Supreme Court returns to a restrictive approach to "hypothetical negotiation" damages

United KingdomScotland

The Supreme Court has overturned an earlier decision by the Court of Appeal that made it easier for claimants to obtain damages based on the fee they could hypothetically have charged to give permission to a defendant for something that would otherwise infringe the claimants’ rights.

In Morris-Garner & Another v One Step (Support) Ltd [2018] UKSC 20, the claimant was a provider of supported living services to vulnerable people. One of its former directors secretly set up a competing business with one of its former employees, and the claimant successfully sued them for breach of restrictive covenants in relation to material competition, solicitation and use of confidential information. Partly due to the secrecy surrounding the new company, the claimant had difficulty in quantifying the damage to its profits, market share and reputation that it suffered as a result of the breaches.

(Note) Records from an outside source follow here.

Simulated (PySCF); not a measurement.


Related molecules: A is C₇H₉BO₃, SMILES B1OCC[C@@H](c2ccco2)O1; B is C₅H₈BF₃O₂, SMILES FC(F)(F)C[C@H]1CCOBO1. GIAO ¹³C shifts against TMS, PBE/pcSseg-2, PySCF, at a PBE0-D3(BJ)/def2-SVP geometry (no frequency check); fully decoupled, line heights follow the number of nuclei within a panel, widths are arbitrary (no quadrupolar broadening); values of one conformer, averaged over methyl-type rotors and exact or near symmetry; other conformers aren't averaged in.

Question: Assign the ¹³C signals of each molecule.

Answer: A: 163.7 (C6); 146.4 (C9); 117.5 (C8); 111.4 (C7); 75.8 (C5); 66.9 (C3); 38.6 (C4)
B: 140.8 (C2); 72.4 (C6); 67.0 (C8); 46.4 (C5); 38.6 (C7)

At first instance and in the Court of Appeal, the claimant was therefore awarded damages by reference to the price that the claimant could have demanded in order to release the covenants following a hypothetical reasonable negotiation. This form of damages is often referred to as “negotiating damages”, “hypothetical bargain damages”, or “Wrotham Park damages” (after a line of cases beginning with Wrotham Park Estate Co Ltd v Parkside Homes Ltd [1974] 1 WLR 798 in which such damages were awarded).

Prior to the decision of the Court of Appeal, negotiation damages were considered to be an exceptional remedy, but the circumstances in which they would be awarded remained unclear. The judgment of the Court of Appeal set out a number of principles to be applied when a claimant sought such damages. Significantly, these included that:

  • the case need not be exceptional; and
  • the claimant did not have to show that it would be impossible to quantify its actual financial loss; it was sufficient to show that it would be “very difficult” to do so.

The Supreme Court has now rejected this more flexible approach in robust terms. Lord Reed in the leading judgment observed that the Wrotham Park judgment was a source of confusion because its reasoning was unclear as to its theoretical underpinning, and suggested that it should now be treated as “of little more than historical interest”. Indeed, he went as far as to say that he “abjured” the phrase “Wrotham Park damages”, and he instead referred to the remedy as “negotiating damages” throughout his judgment. He gave the following guidance as to when such damages should be awarded:

  1. Damages for breach of contract can only be awarded or refused on the basis of legal principle. Judges have no discretion as to the basis on which they are awarded, nor can claimants elect which measure of damages will be used.
  2. Common law damages for breach of contract are not to be awarded merely in order to deprive the defendant of profits made as the result of a breach, except in exceptional circumstances. An example of such circumstances is the case of Attorney General v Blake [2001] 1 AC 268, in which the Crown was awarded damages in order to deprive the notorious spy George Blake of profits made by writing a book that breached his agreement with the intelligence services.
  3. Loss of profits and goodwill due to a business being exposed to competition is a familiar type of damage for which the courts regularly award compensation. It should be quantified in a conventional manner, even if to do so is difficult. Such difficulties are recognised by the courts and can be reflected in the degree of certainty to which the court requires the claimant to prove the quantum.
  4. An award that is not based on quantifying the claimant’s loss cannot be justified simply because:
    1. the breach was deliberate;
    2. it is difficult to establish the financial loss with precision;
    3. the claimant has an interest in preventing the defendant from profiting from its breach; or
    4. it appears to the judge to be the most just outcome.
  5. Negotiation damages are to be awarded where they represent the most appropriate measure of the loss suffered, not as a substitute for measuring it. This may be the case where the defendant has taken something for nothing for which the claimant had a right to require payment, effectively depriving him of that right. The underlying rationale is that determining the economic value of the right to require payment is an appropriate means of quantifying the loss.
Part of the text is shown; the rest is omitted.